Monday, August 17, 2009


It was my first Saturday night in Colombia. I had been to Cartagena the night before and got back in the afternoon. After grocery shopping, and eating food at restaurants that was OK at best, I thought it’d be nice to cook a pasta puttanesca – this was partially because I found all the ingredients at the store. I had finished cooking and was feeling rather pleased with how it turned out for my first cooked meal in Colombia. I had just lit a candle went over to invite Kären, my fellow North American colleague, if she wanted to join me for dinner and a glass of wine. I walked out of my apartment, knocked on her door, she answered and accepted. Suddenly, because of a windy evening and an open window in my apartment, the door slammed shut.

“Uh-oh,” I said, but was feeling OK about things.

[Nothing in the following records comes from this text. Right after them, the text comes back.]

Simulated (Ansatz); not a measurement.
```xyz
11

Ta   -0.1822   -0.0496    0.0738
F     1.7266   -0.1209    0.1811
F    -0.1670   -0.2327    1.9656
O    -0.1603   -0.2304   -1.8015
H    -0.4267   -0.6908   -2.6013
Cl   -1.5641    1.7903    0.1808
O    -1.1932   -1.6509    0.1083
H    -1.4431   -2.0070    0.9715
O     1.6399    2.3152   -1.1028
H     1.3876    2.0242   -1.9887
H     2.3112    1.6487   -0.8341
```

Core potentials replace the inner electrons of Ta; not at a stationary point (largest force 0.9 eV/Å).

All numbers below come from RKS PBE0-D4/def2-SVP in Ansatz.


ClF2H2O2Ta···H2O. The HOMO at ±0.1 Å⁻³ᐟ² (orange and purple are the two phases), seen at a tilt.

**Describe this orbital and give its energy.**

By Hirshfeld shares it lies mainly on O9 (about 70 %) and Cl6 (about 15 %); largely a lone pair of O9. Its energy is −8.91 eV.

Surely the front desk would have an extra set of keys, right? Kären went with me to the security guards downstairs. I explained the situation in Spanish and was feeling a bit stupid about the situation, but rather pleased with my Spanish. Cesar the security guard to the rescue. I thought he had brought a replacement set of keys, but no. Apparently they don’t have extra keys here. The way to solve the problem was to try and break into my apartment.
“Uh-oh,” again followed by, “Really?"

Here were Cesar’s tools: A leatherman pair of pliers, some credit cards, a hat full of keys (none of which worked), and a gun with the bullets removed. He was trying the old trick of sliding the card in to open the door, but to no avail. The leatherman was used to make the space a bit wider and the gun was used as a hammer. Despite the potentially grim situation I was in, I found this Colombian style MacGyver ingenuity hilarious. Apparently Xave did too.

“El gerente no tiene otras llaves?” I asked.
“Nadie tiene otras llaves?”

So I guess no one, not even the manager has extra keys. I found this pretty surprising obviously. Cesar continued to work up a sweat using both hands and an occasional foot to try and break in to my apartment.

After what seemed like an eternity, and several dents in the wood of the door stop, he did eventually get the door opened. I seriously think Cesar would have continued to try all night until he got in.

In case any of you are getting worried about the safety of my apartment, let me explain about the lock situation. The door Cesar was trying to break in to locks automatically when shut, there is another lock that is a dead bolt on that door, and there is an iron barred door that gets locked in front of that. 3 locks and 2 doors of which the only possible one to break into took a security guard trying his darnedest, and making a whole lot of noise, took about 40 minutes. If anything this made me feel ridiculously safe.

When Cesar was picking up the bullets to put back in the gun, I was thinking to myself that he could be saying, “Now that I’ve opened your door for you, I'll have to kill you.” Actually, he was very sweet. Just in case, I gave him a little tip. Oh yes, making a great name for myself everywhere I go. So embarrassing.

Moral of the story: don’t feel too smug, and make sure you always have a trusted person with a copy of your keys.


  1. Next time, make sure that you have your keys with you Ok. Seems like a very safe apartment.

  2. Ha ha. That's like the time my 'concierge' in Beirut had to scale over the ledge from my neighbor's apartment.